Page 2 of 8
Re: Server issues when multiple hosts were down
Posted: Tue May 19, 2015 9:16 am
by vAJ
Honestly, I think NagiosXI has a hidden function that says, "Hey, if you're going to let half of your systems be down for this long, I'm going to go walk the dog. Bye."
Re: Server issues when multiple hosts were down
Posted: Tue May 19, 2015 9:45 am
by jdalrymple
The reason that service checks continue by default when hosts are down is simple - it offers greater flexibility in monitoring. To have the default behavior to immediately stop service checks when a host doesn't respond to a ping is more fixed in nature and quite often improper. Note the screenshot - there are 2.5 useful pieces of information there:
1) The Windows firewall is blocking ICMP (default for Windows)
2) My disks are OK
2.5) That computer is PROBABLY doing its job and I can go back to bed
If the default behavior of service checks on a down host was different there would be a different/smaller number of useful pieces of information there:
1) Something is wrong and I need to wake up and fix it.

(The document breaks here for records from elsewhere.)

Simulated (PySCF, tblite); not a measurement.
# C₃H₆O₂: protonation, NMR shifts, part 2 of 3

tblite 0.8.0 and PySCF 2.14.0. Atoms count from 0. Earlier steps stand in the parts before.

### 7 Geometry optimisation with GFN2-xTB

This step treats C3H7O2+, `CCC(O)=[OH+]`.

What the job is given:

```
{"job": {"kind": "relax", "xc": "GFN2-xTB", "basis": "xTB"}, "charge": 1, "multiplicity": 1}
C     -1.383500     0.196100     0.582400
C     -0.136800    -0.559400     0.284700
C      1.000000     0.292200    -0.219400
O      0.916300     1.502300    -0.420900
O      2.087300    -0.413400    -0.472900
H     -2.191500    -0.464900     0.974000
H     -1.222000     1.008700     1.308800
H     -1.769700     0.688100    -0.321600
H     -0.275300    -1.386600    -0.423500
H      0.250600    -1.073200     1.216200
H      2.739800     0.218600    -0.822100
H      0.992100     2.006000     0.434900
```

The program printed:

Should the option to change that behavior be there - probably.
Others agree although it's hard for me to say why the developers haven't focused on it yet, maybe it's a massive change? It's no doubt part of the Core code so maybe they're hoping a community member can tackle it while they work on XI stuff?

Re: Server issues when multiple hosts were down
Posted: Tue May 19, 2015 9:49 am
by BanditBBS
jdalrymple,
That's the same argument the other person made(I think Trevor) months back. My reply to that is, if the stuff is setup correctly then the fw isn't going to all of a sudden block, and if it does, then something changed and it needs fixed. So for me, that would never be an issue or a reason to keep monitoring services....just my opinion, but I think quite a few in here agree.
Regardless, still need my other question resolved, so come on Trevor, scan those logs

As for the still monitoring issue/feature....I don't know where to go from here with the conversation....
Re: Server issues when multiple hosts were down
Posted: Tue May 19, 2015 10:04 am
by tmcdonald
BanditBBS wrote:Regardless, still need my other question resolved, so come on Trevor, scan those logs :)
They said something about not being able to fork, so I assume that means you need to do dishes? Or just increase limits a bit:
http://stackoverflow.com/questions/2064 ... le-to-fork
Let's get some ulimit -a action going on.
Re: Server issues when multiple hosts were down
Posted: Tue May 19, 2015 10:12 am
by BanditBBS
Code: Select all
[root@iss-chi-nag05 ~]# ulimit -a
core file size (blocks, -c) 0
data seg size (kbytes, -d) unlimited
scheduling priority (-e) 0
file size (blocks, -f) unlimited
pending signals (-i) 515266
max locked memory (kbytes, -l) 64
max memory size (kbytes, -m) unlimited
open files (-n) 1024
pipe size (512 bytes, -p) 8
POSIX message queues (bytes, -q) 819200
real-time priority (-r) 0
stack size (kbytes, -s) 10240
cpu time (seconds, -t) unlimited
max user processes (-u) 515266
virtual memory (kbytes, -v) unlimited
file locks (-x) unlimited
Re: Server issues when multiple hosts were down
Posted: Tue May 19, 2015 10:19 am
by jdalrymple
BanditBBS wrote:if the stuff is setup correctly
So yeah - if they are set up correctly I agree. That's not always life - especially when you're not using check_icmp for your host check command. Take my example above - stuff obviously isn't set up properly, and with the services still reporting in that fact is illuminated rather than masked by Nagios lying about up services.
Anyways, I'm beating #2 to death. Point is I agree that there should be an option, however I'd never condone changing the default behavior.
I'll leave #1 to Trevor.
Re: Server issues when multiple hosts were down
Posted: Tue May 19, 2015 10:39 am
by BanditBBS
Those of you following this thread for the service check stuff, I had opened a feature request back in January for Core...go +1 it to make your voices heard -
http://tracker.nagios.org/view.php?id=666
Re: Server issues when multiple hosts were down
Posted: Tue May 19, 2015 11:55 am
by WillemDH
+1'd your feature request Bandit. Grtz
Re: Server issues when multiple hosts were down
Posted: Tue May 19, 2015 2:08 pm
by snapon_admin
Don't have an account on that tracker site and can't seem to get the confirmation email sent to me, if it ever arrives and I can activate my account I'll +1 that as well.
Re: Server issues when multiple hosts were down
Posted: Tue May 19, 2015 2:11 pm
by tmcdonald
@Bandit - Your max user processes seems well high enough, but your open files might need to be doubled:
http://stackoverflow.com/questions/3458 ... t-in-linux